Lukretia sends for you

Femme Fatale?

Peter Croy
Lukretia sends for you
color etching; 76 x 56 cm

In a bed, under a canopy, sits a naked beauty. She lifts the bedspread invitingly, as if encouraging us to become her bedmate. Under the bed, the men she has already "used up" can be seen, but only as skeletons. Their heads, however, seem incorruptible. They seem almost like a collection of trophies in which every single dead lover remains identifiable. At the same time, the heads give essential features to the biography of the woman who had the reputation of having led a dissolute, even incestuous and death-determined love life. The dagger on her right gives us a hint that death seems to be present in bed.

We are talking about Lucretia Borgia (* 1480, Rome; † 1519 near Ferrara), daughter of Rodrigo Borgia, later Pope Alexander VI (* 1431; † 1503), and sister of Cesare Borgia (* 1475, † 1507), who rose to become a cardinal at the age of 18. Lucretia entered into several marriages with important men, which were either dissolved or ended with the death of the spouses. Almost without exception, Lucretia's father and brother were considered the main perpetrators of these events.

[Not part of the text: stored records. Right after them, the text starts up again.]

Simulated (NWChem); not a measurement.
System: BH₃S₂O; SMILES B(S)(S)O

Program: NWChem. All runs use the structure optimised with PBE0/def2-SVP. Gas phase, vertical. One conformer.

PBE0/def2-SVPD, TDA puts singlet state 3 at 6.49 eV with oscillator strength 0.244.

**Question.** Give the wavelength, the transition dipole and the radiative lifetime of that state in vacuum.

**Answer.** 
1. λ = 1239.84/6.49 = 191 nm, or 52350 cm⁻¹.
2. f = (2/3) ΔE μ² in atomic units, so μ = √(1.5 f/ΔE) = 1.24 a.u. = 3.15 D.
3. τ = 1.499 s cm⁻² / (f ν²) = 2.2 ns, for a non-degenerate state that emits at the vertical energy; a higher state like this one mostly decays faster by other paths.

Because of their obsession with power, they are said not to have shied away from eliminating unpopular people. Lucretia Borgia herself was not always entirely uninvolved. This also earned her the reputation of being Europe's most famous poisoner. In the meantime, however, Lucretia Borgia seems to be on the road to rehabilitation, because some "Borgia researchers" argue that Lucretia was not the femme fatale that historical tradition and many artistic representations make her out to be. Allegedly, the mere fact that she belonged to the notorious Borgia family was enough to discredit Lucretia and expose her to the aforementioned accusations. Researchers see the fact that after the death of her father and her marriage to the Duke of Ferrara, her life no longer attracted any attention as an indication that she was not quite so wicked - on the contrary: from then on, she was even regarded as a charitable and pious person who was highly popular with the people and who was also very fond of art. The graphic "Lucretia lässt bitten" (1975) by the Austrian artist Peter Croy (* 1937), is rather unimpressed by this. Croy depicts Lucretia as a nymphomaniac, emotionally cold woman who lures men only to get rid of them again soon, and for good. That Lucretia leads a double life between love and death, revealing at the same time the ambivalence of her character, Croy works out by using small details. For example, the divided curtains of the canopy bed are adorned by a good/evil motif, in that the right curtain reveals an angel, the left a devil.
Regardless of the Lucretia myth, Croy's depiction can also be assigned to the dance of death genre, specifically to the topos of "death and Eros". Such depictions, especially of the 20th century, occasionally turn the death theme into the opposite, in that Eros - usually depicted as a naked female representing life as well as sin – conquers death.

The print has been part of the collection of the Museum for Sepulchral Culture since 1985.